Reasoning or Memorization? Unreliable Results of Reinforcement Learning Due to Data Contamination

Paper · arXiv 2507.10532 · Published July 14, 2025
FlawsMemoryReasoning CritiquesLLM Architecture

To obtain trustworthy evaluation signals, we introduce a generator that creates fully synthetic arithmetic problems of arbitrary length and difficulty, yielding clean datasets we call RandomCalculation. Using these leakage-free datasets, we further show that under the RL protocol, only accurate reward signals yield steady improvements that surpass the model’s performance ceiling in mathematical reasoning, whereas noisy or incorrect rewards do not.

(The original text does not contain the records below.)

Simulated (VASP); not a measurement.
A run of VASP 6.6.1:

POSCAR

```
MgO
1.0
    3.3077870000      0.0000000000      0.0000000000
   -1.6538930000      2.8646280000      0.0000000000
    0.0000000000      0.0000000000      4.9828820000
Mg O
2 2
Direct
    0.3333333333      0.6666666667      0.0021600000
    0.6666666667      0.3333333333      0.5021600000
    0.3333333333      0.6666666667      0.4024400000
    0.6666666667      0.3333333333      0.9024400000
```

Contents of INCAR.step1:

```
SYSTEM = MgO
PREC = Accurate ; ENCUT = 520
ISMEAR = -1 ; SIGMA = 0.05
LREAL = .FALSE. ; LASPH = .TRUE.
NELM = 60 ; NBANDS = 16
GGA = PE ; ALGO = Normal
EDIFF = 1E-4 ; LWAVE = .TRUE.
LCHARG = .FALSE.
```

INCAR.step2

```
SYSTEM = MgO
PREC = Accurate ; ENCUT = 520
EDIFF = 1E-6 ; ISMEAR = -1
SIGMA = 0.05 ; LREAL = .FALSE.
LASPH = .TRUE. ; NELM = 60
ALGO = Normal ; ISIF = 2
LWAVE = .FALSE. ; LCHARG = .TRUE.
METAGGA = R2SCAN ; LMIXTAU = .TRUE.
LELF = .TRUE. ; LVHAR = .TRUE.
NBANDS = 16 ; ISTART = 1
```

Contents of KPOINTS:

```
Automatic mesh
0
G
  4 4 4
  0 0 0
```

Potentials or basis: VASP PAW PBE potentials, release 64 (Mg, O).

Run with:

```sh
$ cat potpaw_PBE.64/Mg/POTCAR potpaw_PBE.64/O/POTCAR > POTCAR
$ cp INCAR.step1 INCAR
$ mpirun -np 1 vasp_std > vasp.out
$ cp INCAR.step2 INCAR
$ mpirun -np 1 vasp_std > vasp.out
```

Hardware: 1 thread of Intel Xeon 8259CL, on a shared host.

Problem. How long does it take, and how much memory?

To assess the extent of potential data contamination in popular mathematical benchmarks, we evaluate two indicators: partial-prompt completion rate (can the model reconstruct the tail of a problem?) and partial-prompt answer accuracy (can the model give the correct answer with an incomplete problem?). As Figure 1 illustrates, we observe that Qwen can accurately complete the problem statement and provide the correct answer, whereas Llama does not. Specifically, prompting Qwen2.5-Math-7B with the first 60% of each MATH-500 question, we find that it regenerates the remaining 40% with a 54.60% exact-match rate and still answers 53.6% of these incomplete problems correctly. Llama3.1-8B, in contrast, scores 3.8% and 2.4% on both metrics. Crucially, on the newly released LiveMathBench (version 202505) (Liu et al., 2024), a post-hoc benchmark compiled after the release of the Qwen2.5 model family, Qwen’s completion rate drops sharply to 0.0%, consistent with Llama’s 0.0%. Its partial-prompt answer accuracy also falls to just 2.0%, comparable to Llama’s 1.0%. These results confirm that the earlier gains on MATH-500 may stem from memorized content rather than genuine reasoning. Hence, results derived from MATH-500 and similar datasets for Qwen models should be interpreted with caution.

Building on this evidence, we attribute that data contamination is the chief factor behind the seemingly “magical” success of random-reward or few-shot RLVR variants on Qwen models. To test this claim, we create a fully fresh benchmark (representative examples shown in Figure 2): We use an automatic generator to construct arithmetic expressions of arbitrary length with uniformly random operands and operators, guaranteeing that every instance post-dates the public release of Qwen2.5. A zero-shot evaluation on this benchmark shows no memorization: the accuracy of Qwen2.5 models declines monotonically with the number of computation steps, leaving ample room for improvement. To isolate the effect of reward quality, we next trained Qwen2.5-Math-7B under the standard RLVR protocol on two leakage-free subsets, respectively. The outcome is unambiguous: Correct rewards deliver consistent performance gains, surpassing the model’s performance ceiling; In contrast, random rewards make training highly unstable, yielding no reliable improvement, while inverse rewards rapidly erode the model’s mathematical-reasoning ability. These results rule out the “Strong Baseline Math Skills” explanation and directly implicate “Data Contamination”: once leakage is removed, the prior gains evaporate.